Garlic-stuffed green olives, baby carrots, naan (one regular, one whole wheat), feta cheese, hummus, and jalapeno-artichoke dip ended up being the carte du jour. Delicious, nutritious, and breath-freshening. Dessert was chocolate orange candies and dried cherries, and a later snack to calm a querulous tummy was cold cereal—Quaker’s Corn Bran (also known as my favorite cereal for the past twenty years), which disappeared from the
Since I also have a job, I can proclaim that all good things have been restored.
Thursday, January 04, 2007
Get Naked!
They decided that I was an acceptable housesitter, so the wife showed me around the house, pointing out the electrical box, water shut-off, and so on. As we went through the basement, I noticed a number of outdoor sports watercolors featuring mixed nudes. Then we got to the den, where there were stacks of signs begging us to protect nudist beaches. I started laughing because it fit so perfectly—the love of the natural life leads pretty easily into nudism in the Northwest (slogan “You can’t be too natural.”) The gradual dawning of the situation, beginning with subtle clues, made it all perfect.

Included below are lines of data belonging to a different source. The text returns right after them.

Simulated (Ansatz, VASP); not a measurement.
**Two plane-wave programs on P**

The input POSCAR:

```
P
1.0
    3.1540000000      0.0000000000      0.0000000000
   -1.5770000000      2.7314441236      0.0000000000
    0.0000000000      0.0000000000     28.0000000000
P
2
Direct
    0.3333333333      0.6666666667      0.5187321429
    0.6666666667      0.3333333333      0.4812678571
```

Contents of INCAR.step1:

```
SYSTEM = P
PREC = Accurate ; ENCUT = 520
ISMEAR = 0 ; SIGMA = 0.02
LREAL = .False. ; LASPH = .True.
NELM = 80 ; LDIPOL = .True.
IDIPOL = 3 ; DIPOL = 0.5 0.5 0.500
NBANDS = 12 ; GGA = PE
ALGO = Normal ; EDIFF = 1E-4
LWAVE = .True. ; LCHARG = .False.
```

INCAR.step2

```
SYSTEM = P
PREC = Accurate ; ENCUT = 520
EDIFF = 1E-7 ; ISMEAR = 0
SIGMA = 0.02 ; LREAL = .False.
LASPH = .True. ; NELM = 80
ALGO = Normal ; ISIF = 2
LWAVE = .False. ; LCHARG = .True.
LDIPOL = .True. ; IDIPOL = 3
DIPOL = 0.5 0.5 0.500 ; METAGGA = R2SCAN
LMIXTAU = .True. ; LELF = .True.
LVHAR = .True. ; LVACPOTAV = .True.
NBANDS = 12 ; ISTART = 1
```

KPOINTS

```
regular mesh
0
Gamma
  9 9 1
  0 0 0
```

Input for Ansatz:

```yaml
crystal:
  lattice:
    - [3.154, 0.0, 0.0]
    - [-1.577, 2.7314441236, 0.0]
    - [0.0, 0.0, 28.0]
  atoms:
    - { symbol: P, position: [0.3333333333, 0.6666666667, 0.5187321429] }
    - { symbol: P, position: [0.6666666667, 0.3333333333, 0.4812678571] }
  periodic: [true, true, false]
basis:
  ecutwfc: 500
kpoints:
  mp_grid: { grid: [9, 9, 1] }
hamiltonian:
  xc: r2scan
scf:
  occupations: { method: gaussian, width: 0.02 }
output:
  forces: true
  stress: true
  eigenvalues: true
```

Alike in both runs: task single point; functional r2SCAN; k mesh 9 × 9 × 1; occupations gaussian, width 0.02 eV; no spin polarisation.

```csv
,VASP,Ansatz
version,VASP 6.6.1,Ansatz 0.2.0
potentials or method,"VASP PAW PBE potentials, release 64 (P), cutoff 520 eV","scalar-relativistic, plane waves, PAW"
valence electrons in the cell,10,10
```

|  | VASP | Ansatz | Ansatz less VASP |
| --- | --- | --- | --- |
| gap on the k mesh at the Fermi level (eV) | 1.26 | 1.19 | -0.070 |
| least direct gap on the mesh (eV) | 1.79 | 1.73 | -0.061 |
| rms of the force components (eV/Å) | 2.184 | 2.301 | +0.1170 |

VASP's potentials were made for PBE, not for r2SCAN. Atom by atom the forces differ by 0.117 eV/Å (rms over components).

While I was housesitting, I went downstairs to do laundry. There at the immediate right of the foot of the stairs and at eye level was a large, colorful painting of two very happy nude surfers. Across the top was the vivid legend “Get Naked!” Nothing could be less subtle, yet it had entirely escaped my notice. I looked around, trying to figure out if there had been a breach in the space-time continuum. There to the right of the painting was a short bookcase, overflowing with some of my favorite books. The Iliad, Emma, The Brothers Karamazov—it all came back to me. My gaze, originally bent on finding extra steps, had been attracted and held irresistibly by these gems in a suburban basement.
In my defense, I believe that I would have noticed a real live nekkid person, even if he were brightly painted and crouching on a ledge four feet from the floor. But to be on the safe side, if you need my undivided attention, get The Iliad, don’t get naked.
Clean Kitchen Clean
I spent the evening at Starbucks, playing on the web and having furtive conversations on my cell phone. When I returned to my uncle’s house, I ate some leftovers, then turned my attention to the other remains of the feast. Acting on the principle that nothing says “I love you” like a clean kitchen, I rolled up my sleeves and sent the dirty dishes scattering in panic before me. It was only after I had reached the point of no return that I remembered that occasionally a homeowner, confronted with a kitchen which ought to have been full of the signs of reveling, hears “You filthy filthy pig-slob!” rather than the intended message. I mused on this for a while, until I found that in addition to musing, I had cleaned the microwave and taken apart the gas grill for that extra touch that means so much. I finished as quickly as I could, refused to look for SOS pads, and ran to my bedroom to fret.
Tuesday, January 02, 2007
Go Greyhound
“Man, I still feel like I’m in prison.” He was really looking forward to hugging his two children. At first I wondered why his wife didn’t figure in the picture, but after awhile he explained that while he was being processed by the criminal justice system, his wife was keeping company with another man.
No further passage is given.